But there's a flood of new generic top-level domains (gTLDs) hitting the web, which could eventually leave consumers struggling to remember which of more than 1,400 web suffixes to type in.

The Internet Corporation for Assigned Names and Numbers (ICANN) is in the process of gradually rolling out all kinds of new web address types, including .best, .buzz, .cheap, .cool, .expert, .guru, .ninja, .sexy and .wtf.

The most popular so far has been .club, which was launched by Canadian Colin Campbell, who previously founded the companies Internet Direct, Tucows and Hostopia.

More than 90,000 .club URLs have been registered so far and a few were sold off for five-figure fees. Eat.club was purchased for $20,000, English.club went for $17,500, chinese.club was bought for $13,750, and toys.club for $12,500, says Campbell, who also recruited rapper 50 Cent to use the web address 50inda.club for an official fan site.

Teen-pop star Demi Levato has also purchased a .club address for her fan club.

"Dot-club is short, memorable, and the interesting thing about .club is it adds meaning at the end of a domain," says Campbell explaining why he spent big bucks to acquire the rights to .club domains.

"We're still going to have .com, we're still going to have .ca, they're never going to change, they're going to be the dominant generic domain names in Canada.... It's not trying to be an alternate to .ca or .com, it's really trying to complement those names or offer an alternative with a different meaning."

A number of large companies have protected their brands by buying the .club for their corporate names, including Chanel, Gucci, Harvard University and Lego, Campbell says.

Mary Kay went a step further by also acquiring beauty.club and makeup.club, although they're still inactive.

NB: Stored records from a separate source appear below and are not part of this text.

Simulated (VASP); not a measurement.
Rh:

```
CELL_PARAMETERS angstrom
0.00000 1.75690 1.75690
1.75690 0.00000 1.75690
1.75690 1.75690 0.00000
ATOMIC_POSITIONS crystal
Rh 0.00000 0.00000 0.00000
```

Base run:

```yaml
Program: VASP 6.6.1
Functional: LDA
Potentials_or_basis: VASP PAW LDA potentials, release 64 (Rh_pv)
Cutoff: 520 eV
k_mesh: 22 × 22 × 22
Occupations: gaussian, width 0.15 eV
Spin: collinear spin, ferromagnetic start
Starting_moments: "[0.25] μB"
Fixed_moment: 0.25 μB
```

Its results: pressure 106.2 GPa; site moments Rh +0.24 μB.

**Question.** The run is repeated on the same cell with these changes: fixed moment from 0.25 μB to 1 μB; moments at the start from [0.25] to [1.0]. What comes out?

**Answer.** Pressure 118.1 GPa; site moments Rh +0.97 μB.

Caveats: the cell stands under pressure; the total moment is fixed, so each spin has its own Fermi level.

"What we're seeing with some of the companies that are buying .clubs is that what they want to do is build a community around a particular industry and from there obviously leverage their brand within that community," Campbell says.

He believes web surfers will eventually adapt to having to use a number of different URL suffixes for sites they visit, but expects many of the upstarts won't take off.

"It's likely we are going to see a large number of failures in the marketplace here, like you would in any industry."